Re: draft alternative proposal: fix problem at the root
Sam Hartman writes ("Re: draft alternative proposal: fix problem at the root"):
> into a body that's good at helping people make these sorts of decisions
> when there is conflict. I think it will be as much about mediation,
> about asking people to work together, about pointing out to people they
> are talking past each other, about asking people to reconsider their
> decisions with certain criteria in mind than about overriding people.
A lot of this discussion has focused on the power wielded by the TC.
But the power of the TC is actually rather weak. Someone looking for
an overrule needs to persuade almost all of the committee.
On the other side of the scales is the massive (in the context of
Debian) and often completely unaccountable power wielded by package
maintainers. So long as a maintainer doesn't introduce bugs which are
arguably RC, and they don't touch on DFSG problems, they can do almost
entirely what they like, without regard to the opinion of anyone else.
If you want to see what the unbridled exercise of fiat power looks
like, see the issue described by my comments here:
Consensus-seeking, clear communication, and all that kind of thing,
are notably absent. And a maintainer who acts that way can usually
get away with it.
Of course most DDs are package maintainers as well, so a vigorous TC
does present a threat to our own power, as well as an opportunity for
escape or relief from the power of others.
But the TC is very far from being an out of control and unaccountable
oligarchy. The unaccountable oligarchies are the individual package
maintainers (including teams, which are often quite like-minded).
Luckily (because we are as a community so strongly focused on doing
what's right) most are benevolent. But when they aren't, without help
from the TC, an out-of-control maintainer's victims are left helpless.
GRs and Release Team and ftpmaster interventions are impractical tools
for addressing such a situation. Mediation and consensus-seeking is
ineffective if the maintainer doesn't want to engage.

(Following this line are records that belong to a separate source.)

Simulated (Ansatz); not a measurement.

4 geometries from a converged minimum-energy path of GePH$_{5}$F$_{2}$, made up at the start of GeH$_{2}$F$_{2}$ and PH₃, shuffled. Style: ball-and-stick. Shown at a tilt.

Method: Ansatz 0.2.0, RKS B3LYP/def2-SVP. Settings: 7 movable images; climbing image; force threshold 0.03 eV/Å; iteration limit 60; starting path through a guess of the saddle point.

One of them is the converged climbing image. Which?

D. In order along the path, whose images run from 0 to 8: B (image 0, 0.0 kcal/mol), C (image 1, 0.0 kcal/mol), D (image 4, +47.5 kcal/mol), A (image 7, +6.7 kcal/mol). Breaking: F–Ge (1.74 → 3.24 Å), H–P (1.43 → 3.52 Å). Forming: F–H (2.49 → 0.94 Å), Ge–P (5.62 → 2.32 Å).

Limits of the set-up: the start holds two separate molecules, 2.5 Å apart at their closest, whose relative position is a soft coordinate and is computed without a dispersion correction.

In summary, if we want to look for more consensus-seeking in our
decisionmaking, and better negotiation, we should strengthen and
encourage the TC. We should not undermine it, and not criticise the
TC for acting vigorously. Being a little humbler, when we don our
respective maintainer hats, would be a good thing.
I am worried that the rhetoric of mediation and consensus leaves
little room for justice (by which I mean the remedy of power
inequalities). We should be challenging the actually existing power
relations. That is what the TC is for.